The job seeker’s greatest fear is not having enough check boxes on the application or the most experience. Yet leaders tell me it’s not the person with the most experience that gets the job.
Some agencies do think in terms of check boxes. Does this person have the right education or the right number of years of experience? Hiring managers may feel they need the right check boxes to justify their hiring decision.
I hear the following as typical real reasons for successful hires:
- Personality fit
- Articulation of experience
- Articulation of their fit to the job
- Strategic thinking
- Story-telling of strengths and weaknesses
None of things show up on a résumé. I had a VP define personality fit. She was hiring a program director to manage of 8 people. She would ask about the candidate’s management style. Candidates might talk to their assertiveness and ability to get things done. In fact the résumé might say those things. But in this case, the program’s youngest member had over 20 years on the job, so the manager should not be an aggressive driver. The director needed to be someone in a more supportive and administrative role.
Agility and resourcefulness will never be listed on a résumé. What hiring manager wants a staff member who needs hand holding or is resistant to change?
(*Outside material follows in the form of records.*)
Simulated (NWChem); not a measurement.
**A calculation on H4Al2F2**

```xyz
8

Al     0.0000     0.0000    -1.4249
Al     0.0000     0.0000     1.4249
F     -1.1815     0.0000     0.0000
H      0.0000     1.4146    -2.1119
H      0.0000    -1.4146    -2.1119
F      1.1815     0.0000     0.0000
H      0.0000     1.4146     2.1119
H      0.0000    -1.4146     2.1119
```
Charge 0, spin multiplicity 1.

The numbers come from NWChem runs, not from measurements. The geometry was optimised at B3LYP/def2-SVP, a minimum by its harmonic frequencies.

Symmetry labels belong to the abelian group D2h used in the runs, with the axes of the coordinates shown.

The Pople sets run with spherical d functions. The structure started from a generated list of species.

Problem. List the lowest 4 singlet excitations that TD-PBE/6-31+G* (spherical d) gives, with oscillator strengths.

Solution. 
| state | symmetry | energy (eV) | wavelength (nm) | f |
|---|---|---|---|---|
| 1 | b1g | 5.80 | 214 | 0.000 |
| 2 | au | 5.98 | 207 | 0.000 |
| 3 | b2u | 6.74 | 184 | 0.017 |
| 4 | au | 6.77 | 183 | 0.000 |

The interview that explores “who the candidate is as a person” can also be used to confirm claims made on the résumé. That happens in a conversation, not a Q&A session. Behavioral interviewing questions are an effort to get past the check boxes. These questions might be too intimidating if you are hiring for an entry level position, yet they can be very telling for executive positions. The best answers come from candidates when they are part of a conversation. Those behavioral questions should be relevant to the position and traits actually needed for the job.
As important as the résumé, it is equally as important to know who your candidate is as a person. You are hiring a person, not a résumé.